Data preparation
The following provides a reference guide to the data preparation steps.
It includes two python modules; data checks and transformations.
It is useful to separate these concerns, as once you have confidence in the schema, data typing, and consistency of data, you can confidently prepare feature engineering.
In addition, having feature engineering separate from the modeling step enhances the ability to create config generated model experimentation.
While there is some boilerplate code to help with logging and command line interface, functions created here are usually completely bespoke to the needs of the data analysis. The examples show the types of information to check, and required columns for config.
ndj_pipeline.data_checks
Schemas and assertions for raw data inputs.
Schema checks are useful to standardize certain information in raw data including:
Clean column names (lowercase, underscore)
Ensure an understanding of primary keys of data (uniqueness)

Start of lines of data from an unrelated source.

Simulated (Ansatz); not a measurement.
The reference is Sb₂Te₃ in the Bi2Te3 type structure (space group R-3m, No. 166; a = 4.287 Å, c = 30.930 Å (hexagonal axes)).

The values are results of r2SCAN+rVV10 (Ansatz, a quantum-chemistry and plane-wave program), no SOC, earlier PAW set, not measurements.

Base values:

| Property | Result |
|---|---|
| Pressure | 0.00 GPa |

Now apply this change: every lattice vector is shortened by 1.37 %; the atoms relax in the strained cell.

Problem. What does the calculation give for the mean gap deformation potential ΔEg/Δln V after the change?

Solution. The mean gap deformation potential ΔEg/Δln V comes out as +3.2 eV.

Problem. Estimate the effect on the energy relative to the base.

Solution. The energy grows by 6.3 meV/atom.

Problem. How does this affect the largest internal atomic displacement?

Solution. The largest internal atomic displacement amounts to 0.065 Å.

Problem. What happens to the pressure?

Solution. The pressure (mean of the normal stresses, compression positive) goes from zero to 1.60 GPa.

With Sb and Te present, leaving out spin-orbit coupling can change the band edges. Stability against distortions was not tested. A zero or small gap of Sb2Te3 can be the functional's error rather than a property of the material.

Set data types of columns, i.e. boolean->int, datetime, string, nullable integer
Pandera schema checks to attempt to lock some checks about a datafile. This helps to quickly assess if a file has changed, or a similar file is same or different. Some examples:
Contains exact list of columns (no more no less)
Nullable column
Data type correct
Data range checks (must not be 0 or less, must contain only these values)
Schemas can often be re-applied to similar data files, i.e. tabs of an excel, or train/test data.
- ndj_pipeline.data_checks.check_titanic()
Data schema and typing validations.
- Return type
DataFrame
- Returns
Loaded pandas dataframe with typing and schema checks.
ndj_pipeline.transform
Data transformations (ETL) from raw (checked) files into single, feature rich dataframe.
Can be run from command line, or as imported functions in other python scripts and jupyter notebooks.
- ndj_pipeline.transform.create_titanic_features(df)
Feature engineering, including _filter and split columns.
Fully custom pandas code for titanic data feature engineering.
- Parameters
df (
DataFrame
) – Pre-validated and checked Pandas DataFrame.- Return type
None
- ndj_pipeline.transform.main()
Run transformations from command line using…
python -m ndj_pipeline.transform
- Return type
None
- ndj_pipeline.transform.run()
Perform all data transformation steps.
- Return type
None